US admits it has 'nearly zero' influence in Egypt

Secretary of State Clinton canceled a talk about 'democracy' that she was supposed to give in Egypt. The United States has apparently come to the conclusion that it has 'nearly zero' influence in the most populous Arab country.
The administration’s struggle to define a message here reflects its quandary with how to deal with a rapidly shifting contest for power whose outcome remains to be seen. Policy makers are struggling to balance a public push for a democratic Egypt against a desire to maintain long-term ties with both factions, the generals and the Islamists, in a context where almost any American statement is sure to provoke a backlash.

The generals have repeatedly rebuffed American pressure. The new president, Mohamed Morsi, and the other leaders of the Muslim Brotherhood still harbor deep doubts about Washington’s agenda. Some of Egypt’s secular politicians are even accusing the United States, implausibly, of conspiring to back the Brotherhood. A secular political party and a Christian group have called for a protest outside the American Embassy against what they assert to be United States support for the Islamists.

All of which has lent what some American officials say is a sense of futility about Washington’s muffled voice in the future of a strategic ally.

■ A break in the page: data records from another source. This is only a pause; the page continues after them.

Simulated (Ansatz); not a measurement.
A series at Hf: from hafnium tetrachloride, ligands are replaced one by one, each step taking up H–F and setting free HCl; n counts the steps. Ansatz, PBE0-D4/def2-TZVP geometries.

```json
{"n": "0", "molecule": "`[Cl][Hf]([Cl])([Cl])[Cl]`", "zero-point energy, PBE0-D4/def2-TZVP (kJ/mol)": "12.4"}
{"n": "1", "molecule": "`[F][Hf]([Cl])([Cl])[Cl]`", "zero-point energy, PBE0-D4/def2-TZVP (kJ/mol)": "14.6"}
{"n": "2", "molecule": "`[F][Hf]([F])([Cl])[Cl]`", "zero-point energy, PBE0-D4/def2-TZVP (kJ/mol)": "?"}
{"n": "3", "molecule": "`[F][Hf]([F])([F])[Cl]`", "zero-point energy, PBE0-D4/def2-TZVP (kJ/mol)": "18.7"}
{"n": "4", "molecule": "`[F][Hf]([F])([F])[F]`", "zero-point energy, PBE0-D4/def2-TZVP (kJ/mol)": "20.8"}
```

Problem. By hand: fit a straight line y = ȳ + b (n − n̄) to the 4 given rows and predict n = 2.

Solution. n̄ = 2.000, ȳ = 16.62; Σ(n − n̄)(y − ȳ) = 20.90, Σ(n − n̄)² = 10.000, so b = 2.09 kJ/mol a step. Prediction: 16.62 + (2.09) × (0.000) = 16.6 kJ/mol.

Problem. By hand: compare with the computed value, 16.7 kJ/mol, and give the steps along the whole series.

“In some ways all the talk in Washington about what to do in Egypt is incredibly inefficient,” said Peter Mandaville, a political scientist at George Mason University who until recently advised the State Department on Islamist politics in the region. “At a time of virtually zero U.S. influence, we don’t need to waste so much time figuring out how to try to get the Egyptian people to like us.”
Read the whole thing. Basically, the US has no confidence in the Islamists (despite Obama and Clinton being enamored with them) and no influence at all over the military. Funny how I don't hear the Obama campaign bragging about how they got rid of Mubarak.